May 3, 2006

In Digg Nation - The Number Game


newdigg.jpg

Digg fall down and go boom.

It was the number that launched 24,552 31,523 Diggs -- most of those Diggs were directed at Digg itself. It was also a number that launched thousands of copies of itself across the Internet. What is this number? It's a secret... or rather was a secret. It is also a "copyrighted" number that has now been "copylefted" or "copylifted" depending on your point of view. It is a number that unlocks copy protection on HD-DVDs. To the movie industry it is a number worth untold millions of dollars if people don't know it, and one that could cost the industry untold millions of dollars if people do know it. Which they do. Now. In the millions.

Google probably won't tell you the number. They've received a "cease and desist" order from the owners of the number. But Digg can tell you even though for a bit yesterday they decided they couldn't and began to delete every page and posting on Digg that contained the number. That was the policy then:

"We've been notified by the owners of this intellectual property that they believe the posting of the encryption key infringes their intellectual property rights. In order to respect these rights and to comply with the law, we have removed postings of the key that have been brought to our attention."

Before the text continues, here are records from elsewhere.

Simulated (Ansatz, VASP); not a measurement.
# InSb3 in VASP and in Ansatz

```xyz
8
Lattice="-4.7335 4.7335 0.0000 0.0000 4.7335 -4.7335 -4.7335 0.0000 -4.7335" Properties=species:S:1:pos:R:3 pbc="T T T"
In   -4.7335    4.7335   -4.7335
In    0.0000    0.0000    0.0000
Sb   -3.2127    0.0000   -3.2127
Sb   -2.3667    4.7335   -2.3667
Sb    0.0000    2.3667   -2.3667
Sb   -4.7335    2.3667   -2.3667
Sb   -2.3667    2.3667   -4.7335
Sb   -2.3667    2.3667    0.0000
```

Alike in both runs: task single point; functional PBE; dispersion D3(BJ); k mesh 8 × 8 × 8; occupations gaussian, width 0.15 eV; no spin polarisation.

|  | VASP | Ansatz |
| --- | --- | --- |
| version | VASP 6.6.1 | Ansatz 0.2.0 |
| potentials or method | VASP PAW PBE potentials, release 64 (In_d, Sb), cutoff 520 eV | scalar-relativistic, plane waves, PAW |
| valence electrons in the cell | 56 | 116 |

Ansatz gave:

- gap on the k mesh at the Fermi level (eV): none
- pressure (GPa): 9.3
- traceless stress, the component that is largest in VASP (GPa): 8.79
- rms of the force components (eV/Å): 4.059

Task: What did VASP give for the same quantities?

But live by the users, die by the users. Digg, a site whose content is created by over a million users, quickly became the focus of the Digg users who believe, in the core of their being, that "Information wants to be free." They instantly reacted to the "policy" by flooding Digg with thousands of postings containing the number, together with cross-postings to blogs and forums by thousands. Flowing right behind this first wave was a tsunami of rage directed at Digg itself. By the mornings light, Digg founders had "heard the users" and changed course 180 degrees. In a pure Hail Mary play they decided to go all in on the side of the users:

"We had to make a call, and in our desire to avoid a scenario where Digg would be interrupted or shut down, we decided to comply and remove the stories with the code," according to the posting. "...You've made it clear. You'd rather see Digg go down fighting than bow down to a bigger company. We hear you, and effective immediately we won't delete stories or comments containing the code and will deal with whatever the consequences might be. If we lose, then what the hell, at least we died trying."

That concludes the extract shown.